January 7, 2010
Photo by GABURU
Drummer Tim Daisy’s Vox Arcana (pictured above) and guitarist Eric Hofbauer’s The Infrared Band are each in the studio this week recording music for release later in the year on the Allos Documents and Creative Nation Music labels, respectively.
The former is a Chicago-based trio featuring Daisy, clarinetist James Falzone and cellist Fred Lonberg-Holm and the latter is a Boston-based quartet featuring Hofbauer, saxophonist Kelly Roberge, bassist Sean Farias and drummer Miki Matsuki.
January 1, 2010
In his first post of the new decade, NPR jazz blogger Patrick Jarenwattananon, lamenting his lack of participation in the recently released Village Voice Jazz Critics Poll, writes about his ten favorite moments from the many jazz recordings he’s heard in 2009, including Darcy James Argue’s Infernal Machines (New Amsterdam) and Fay Victor’s The FreeSong Suite (Greene Avenue Music).
December 31, 2009
Photo by Dylan Morris
Tad Hendrickson’s Top 10 list is now posted at Spinner.com, and we’re pleased to report that the Joe Morris Quartet’s Today On Earth (AUM Fidelity) came out on top. Darcy James Argue’s Infernal Machines (New Amsterdam) placed sixth.
“Here with his old quartet of saxophonist Jim Hobbs, bassist Timo Shanko and drummer Luther Gray,” Hendrickson writes, “Morris is at his most eloquent. He writes for these guys as gracefully as he does for himself, conjuring heartfelt melodies. The group responds with revelatory musical voyages and strong interplay.”
“Oftentimes, I don’t really dig the mix of indie rock and jazz,” he continues in his review of Infernal Machines, “but the big-band compositions here are stunning, right up there with Maria Schneider. The guy is making his debut here with a seriously hot record.”
December 31, 2009
Multi-facted jazz industry veteran Neil Tesser writes about what he feels are the 10 most important jazz recordings of 2009 in his capacity as the increasingly prolific Chicago Jazz Music Examiner at Examiner.com
At number four on his list is Darcy James Argue’s Infernal Machines (New Amsterdam).
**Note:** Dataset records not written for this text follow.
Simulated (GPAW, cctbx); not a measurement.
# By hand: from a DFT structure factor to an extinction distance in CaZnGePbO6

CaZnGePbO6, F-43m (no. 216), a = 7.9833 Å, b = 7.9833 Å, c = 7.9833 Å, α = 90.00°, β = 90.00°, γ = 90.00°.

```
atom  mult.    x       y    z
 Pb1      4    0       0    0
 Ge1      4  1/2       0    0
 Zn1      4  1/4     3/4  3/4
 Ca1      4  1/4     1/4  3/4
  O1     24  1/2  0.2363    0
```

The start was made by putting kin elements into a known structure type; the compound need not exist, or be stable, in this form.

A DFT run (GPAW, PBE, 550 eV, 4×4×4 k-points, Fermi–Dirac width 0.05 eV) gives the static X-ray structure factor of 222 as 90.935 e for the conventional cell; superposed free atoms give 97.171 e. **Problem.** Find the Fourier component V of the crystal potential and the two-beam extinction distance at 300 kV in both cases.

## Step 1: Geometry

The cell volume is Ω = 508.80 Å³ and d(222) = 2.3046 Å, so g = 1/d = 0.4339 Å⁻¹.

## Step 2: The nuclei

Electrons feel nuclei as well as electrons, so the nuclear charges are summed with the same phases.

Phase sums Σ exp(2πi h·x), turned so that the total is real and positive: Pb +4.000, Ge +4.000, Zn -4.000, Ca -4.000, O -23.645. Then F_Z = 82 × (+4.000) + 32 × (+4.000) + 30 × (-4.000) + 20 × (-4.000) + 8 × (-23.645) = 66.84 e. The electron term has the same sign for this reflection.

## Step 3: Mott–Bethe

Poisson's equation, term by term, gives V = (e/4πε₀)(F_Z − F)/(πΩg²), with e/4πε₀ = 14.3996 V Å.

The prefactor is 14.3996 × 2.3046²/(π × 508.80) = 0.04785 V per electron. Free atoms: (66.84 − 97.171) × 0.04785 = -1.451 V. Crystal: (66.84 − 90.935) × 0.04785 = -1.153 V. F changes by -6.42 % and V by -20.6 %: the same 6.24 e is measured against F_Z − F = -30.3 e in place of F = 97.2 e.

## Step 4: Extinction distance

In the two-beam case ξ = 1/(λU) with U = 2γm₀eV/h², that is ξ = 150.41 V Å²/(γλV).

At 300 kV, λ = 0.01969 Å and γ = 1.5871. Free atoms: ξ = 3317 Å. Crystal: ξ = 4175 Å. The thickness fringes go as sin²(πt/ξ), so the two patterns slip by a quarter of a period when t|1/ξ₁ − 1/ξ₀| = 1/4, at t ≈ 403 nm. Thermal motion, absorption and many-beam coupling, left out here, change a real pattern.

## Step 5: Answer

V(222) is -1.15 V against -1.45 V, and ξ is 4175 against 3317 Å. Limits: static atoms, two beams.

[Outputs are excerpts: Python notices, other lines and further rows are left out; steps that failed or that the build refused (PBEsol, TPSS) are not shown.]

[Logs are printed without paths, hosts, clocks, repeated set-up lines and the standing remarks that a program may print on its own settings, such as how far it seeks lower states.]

“Darcy James Argue’s 18-piece jazz orchestra had never made an album,” Tesser recalls, “for those outside of New York, the band existed primarily in rumor and reputation. Then comes this collection of seven brilliantly scored, utterly inventive, masterfully performed large-scale works, each brimming with high energy and new sounds, but also showing a firm command of the big-band tradition.”
He adds, “The Vancouver-born Argue studied with Bob Brookmeyer, a legendary figure in jazz orchestration, known first for his work with Gerry Mulligan in the 50s and then, in the 80s, with what is now the Vanguard Jazz Orchestra. But I hear in Argue’s work a more direct link to the man who provided the seeds for the Vanguard Jazz Orchestra – the composer and arranger Thad Jones, who rewrote the book on jazz composition in the 1970s. (And in my book, praise doesn’t come much higher than that.)“
December 30, 2009
Larry Blumenfeld writes about his favorite CDs of the year, including Darcy James Argue’s Infernal Machines (New Amsterdam), in today’s Wall Street Journal.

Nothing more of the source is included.